Swans are semi-regularly represented by ballet dancers; bugs – not so much. However, the Royal Opera House has presented a version of Franz Kafka’s greatest literary work. With just seven cast members, Arthur Pita’s The Metamorphosis ballet was first shown in the Royal Opera House’s intimate Linbury Studio Theatre (2011). The dance theater production won a South Bank Sky Arts Award; and Edward Watson won an Olivier Award for Outstanding Achievement in Dance for his portrayal of the main character.
A recording of the 2013 performance was broadcast online as part of the Royal Opera House’s #OurHouseToYourHouse digital series for one month from April 17, 2020.
The From Our House to Your House programme was included in our dance at home resources list, along with other companies that are streaming work and broadcasting classes online. Royal Opera House also streamed Kenneth MacMillan’s Anastasia ballet from 15 – 28 May, 2020.
Arthur Pita’s The Metamorphosis Ballet Summary
The modern ballet production of The Metamorphosis, as choreographed by Arthur Pita, is just 80 minutes. We meet Gregor Samsa, who lives at home with his parents and younger sister and spends his days working as a traveling salesman. Life carries on in a rut, until he morphs into a monstrous insect over night. The rest of the show focuses on how Gregor’s relationships with his family develop, or rather, fester.
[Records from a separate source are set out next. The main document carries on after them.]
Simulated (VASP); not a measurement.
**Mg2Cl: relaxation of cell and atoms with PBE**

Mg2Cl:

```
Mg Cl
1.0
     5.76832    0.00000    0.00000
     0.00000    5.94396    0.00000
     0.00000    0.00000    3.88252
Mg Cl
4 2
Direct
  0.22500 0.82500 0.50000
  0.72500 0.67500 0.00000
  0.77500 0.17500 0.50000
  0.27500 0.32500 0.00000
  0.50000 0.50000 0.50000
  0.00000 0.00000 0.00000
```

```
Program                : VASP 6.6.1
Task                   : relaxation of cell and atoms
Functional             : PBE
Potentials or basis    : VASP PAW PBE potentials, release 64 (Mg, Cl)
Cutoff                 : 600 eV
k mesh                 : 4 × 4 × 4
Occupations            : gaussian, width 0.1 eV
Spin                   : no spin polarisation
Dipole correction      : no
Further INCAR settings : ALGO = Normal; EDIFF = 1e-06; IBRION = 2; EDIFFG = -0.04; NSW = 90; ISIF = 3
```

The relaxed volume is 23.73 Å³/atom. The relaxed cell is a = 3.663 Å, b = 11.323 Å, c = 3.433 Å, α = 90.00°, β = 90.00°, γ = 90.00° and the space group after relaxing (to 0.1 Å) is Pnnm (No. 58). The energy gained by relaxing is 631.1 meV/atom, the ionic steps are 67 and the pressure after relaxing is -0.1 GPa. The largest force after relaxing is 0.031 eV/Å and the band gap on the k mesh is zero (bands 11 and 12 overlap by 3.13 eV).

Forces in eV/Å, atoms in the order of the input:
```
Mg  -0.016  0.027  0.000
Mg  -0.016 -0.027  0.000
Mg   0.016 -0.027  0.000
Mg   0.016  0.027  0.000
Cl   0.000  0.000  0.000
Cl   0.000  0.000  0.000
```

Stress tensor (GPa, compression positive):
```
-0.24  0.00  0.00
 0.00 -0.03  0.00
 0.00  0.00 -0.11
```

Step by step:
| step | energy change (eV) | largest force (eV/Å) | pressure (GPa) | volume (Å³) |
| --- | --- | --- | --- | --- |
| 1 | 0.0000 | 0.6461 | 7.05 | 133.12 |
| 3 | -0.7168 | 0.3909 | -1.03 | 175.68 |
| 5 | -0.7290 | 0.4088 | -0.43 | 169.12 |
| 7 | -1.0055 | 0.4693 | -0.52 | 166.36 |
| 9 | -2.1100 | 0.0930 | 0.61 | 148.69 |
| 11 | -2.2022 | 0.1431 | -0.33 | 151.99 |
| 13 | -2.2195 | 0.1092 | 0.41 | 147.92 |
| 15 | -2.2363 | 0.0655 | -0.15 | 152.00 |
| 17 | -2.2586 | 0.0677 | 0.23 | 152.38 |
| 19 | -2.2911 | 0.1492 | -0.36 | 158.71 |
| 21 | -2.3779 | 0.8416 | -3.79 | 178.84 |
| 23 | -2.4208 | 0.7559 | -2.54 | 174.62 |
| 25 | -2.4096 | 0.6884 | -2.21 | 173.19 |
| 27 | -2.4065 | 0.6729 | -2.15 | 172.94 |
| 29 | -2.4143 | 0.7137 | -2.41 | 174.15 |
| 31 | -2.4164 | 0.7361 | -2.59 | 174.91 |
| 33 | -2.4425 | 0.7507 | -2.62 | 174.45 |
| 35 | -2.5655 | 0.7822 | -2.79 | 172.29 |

“For me [‘The Metamorphosis’] has so many themes… someone being trapped, illness, being alienated, sexuality, rejection, growth, change… It’s never-ending.”– Arthur Pita, ‘The Metamorphosis’ choreographer
Royal Ballet: The Metamorphosis Review
Nearly a quarter of the show establishes the daily routine of Gregor (Edward Watson): son, brother, employee and patron. (Spoiler alert: Yes, you really do watch his regular regime three times.) He heads to and from work, grabbing a coffee in the morning and a vodka on the way back, before returning home and dutifully watching his sister practice ballet. Gregor leaves the dinner table early, prompting a long face from his mother; the table is cleared and Gregor retreats to his room.
In the space of a short blackout meant to represent one evening, Gregor mysteriously morphs into an enormous insect. A few dribbles of black ink on his neck and chest are only costuming change; Gregor’s posture and movement are much more telling of his rapid metamorphosis into an invertebrate: his limbs are stuck in the air, extremities constantly shifting and moving, as if trying to sense the atmosphere like antennae.
“[After the transformation into an insect] I couldn’t walk, I couldn’t pick anything up… So we really, really deconstructed a whole human and made [the character] as insect and animal as we could.”– Edward Watson, Gregor Samsa in ROH’s ‘The Metamorphosis‘
Gregor’s absence prompts a colleague and his family to bust his door open. The colleague flees, and his family members shrink away in horror. Alone, contorts his body and writhes on the floor, before perching on the windowsill. His sister, Grete (Laura Day), reticently re-enters the room and futilely attempts to manipulate his body back into that of a human.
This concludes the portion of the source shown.